Among the many things I did for cash when I was younger, I used to trim and fell trees.
I am one of those wierd people who actually reads contracts before he signs them and reads instruction manuals before operating the new equipment they come with.
When I first started trimming trees and purchased tools of the trade, I read extensively about chain saw use, not only the included owners manuals, but whatever I could find on the subject. One of the most important things I found, which saved me considerable time and effort using a chain saw was how to sharpen the chain saw blades.
Most people know how to sharpen the blades or they send them out to be sharpened. What most novices do not know is the setting of the bumpers in front of the teeth they sharpen. The bumpers are those little rounded humps in front of each tooth that keep the blade from taking too deep a cut and stalling the motor. Bumpers also help reduce kickback of the chain saw. If you set the bumpers too low, you may end up taking a deeper cut per tooth than you or the saw can handle. If you set the bumper too high, you end up making sawdust and exerting extra effort by trying to force the chain saw to cut faster.
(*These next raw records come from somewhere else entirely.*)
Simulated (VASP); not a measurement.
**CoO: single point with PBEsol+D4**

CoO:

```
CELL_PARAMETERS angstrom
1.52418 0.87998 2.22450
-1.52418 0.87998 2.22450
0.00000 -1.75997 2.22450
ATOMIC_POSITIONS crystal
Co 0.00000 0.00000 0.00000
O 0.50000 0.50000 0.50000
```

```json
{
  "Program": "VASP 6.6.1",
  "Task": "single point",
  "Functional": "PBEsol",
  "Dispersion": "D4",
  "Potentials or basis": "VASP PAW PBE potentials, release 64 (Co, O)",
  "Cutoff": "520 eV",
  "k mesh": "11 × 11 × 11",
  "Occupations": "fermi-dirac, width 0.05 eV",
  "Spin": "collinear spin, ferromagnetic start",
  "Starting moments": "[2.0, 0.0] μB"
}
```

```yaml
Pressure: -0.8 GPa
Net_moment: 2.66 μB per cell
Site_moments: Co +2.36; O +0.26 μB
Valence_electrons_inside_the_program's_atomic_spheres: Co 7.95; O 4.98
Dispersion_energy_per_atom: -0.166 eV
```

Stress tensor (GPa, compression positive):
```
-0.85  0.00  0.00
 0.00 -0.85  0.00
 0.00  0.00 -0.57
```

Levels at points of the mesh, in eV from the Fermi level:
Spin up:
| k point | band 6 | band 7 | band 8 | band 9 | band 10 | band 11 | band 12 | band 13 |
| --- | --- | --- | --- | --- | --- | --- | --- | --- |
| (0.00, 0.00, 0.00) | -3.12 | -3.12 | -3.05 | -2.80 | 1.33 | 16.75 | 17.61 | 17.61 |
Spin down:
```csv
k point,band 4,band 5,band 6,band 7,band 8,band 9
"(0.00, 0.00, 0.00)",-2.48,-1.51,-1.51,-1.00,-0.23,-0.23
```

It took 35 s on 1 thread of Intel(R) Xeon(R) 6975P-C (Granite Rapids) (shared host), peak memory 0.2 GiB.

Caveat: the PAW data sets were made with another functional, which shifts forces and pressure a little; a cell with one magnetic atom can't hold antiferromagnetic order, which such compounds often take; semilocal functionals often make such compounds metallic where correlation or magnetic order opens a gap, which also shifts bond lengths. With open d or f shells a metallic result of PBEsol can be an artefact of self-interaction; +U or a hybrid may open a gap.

You can buy bumper adjusting guides that come with different height setters at most places that sell chain saws, but they are not a common item at hardware stores. For the 16" 33cc Homelite Supereze chain saw I own, I use the .025 bumper height. The height depends on the saws power and your physical abilities. I buy three sets of chains (Per recommendations of the literature I read.) and use them until the teeth are worn down too far to sharpen anymore. I then throw away the chains AND the drive sprocket that propelled them and buy a new drive sprocket and three new chains. If you sharpen the chain teeth correctly and set the height of the bumpers according to saws power and your ability to control the saws bite, the weight of the saw practically cuts through the wood by itself and the result are curls of wood chips coming off the cut. When the chips start looking like sawdust, change blades or resharpen and reset bumpers, and go back to cutting again.
The manually operated chain saw is human powered, so you would want to set a much shallower cut height for the bumper than you would with a power saw. Measure the original height when you buy the chain, and if it feels good when using it, maintain that height. If you have difficulty cutting with it, you can make the bite of each tooth shallower by sharpening the blade and leaving the bumper alone. It is highly unlikely that the average person among us will ever put a lot of wear on a manual chain saw, but it is still nice to know how to sharpen them.
SAFETY CHAIN for power chain saws. I don't like them and I won't buy them. They have a longer bumper on them with a shallower cut and they are a pain in the butt to reset the bumper after sharpening. I buy the professional style chain in as thin a blade as I can get. The thin blades wear out faster from resharpening and resetting, but they slice through wood like crazy, and my time is worth more per hour than the cost of replacing blades and blade sprockets.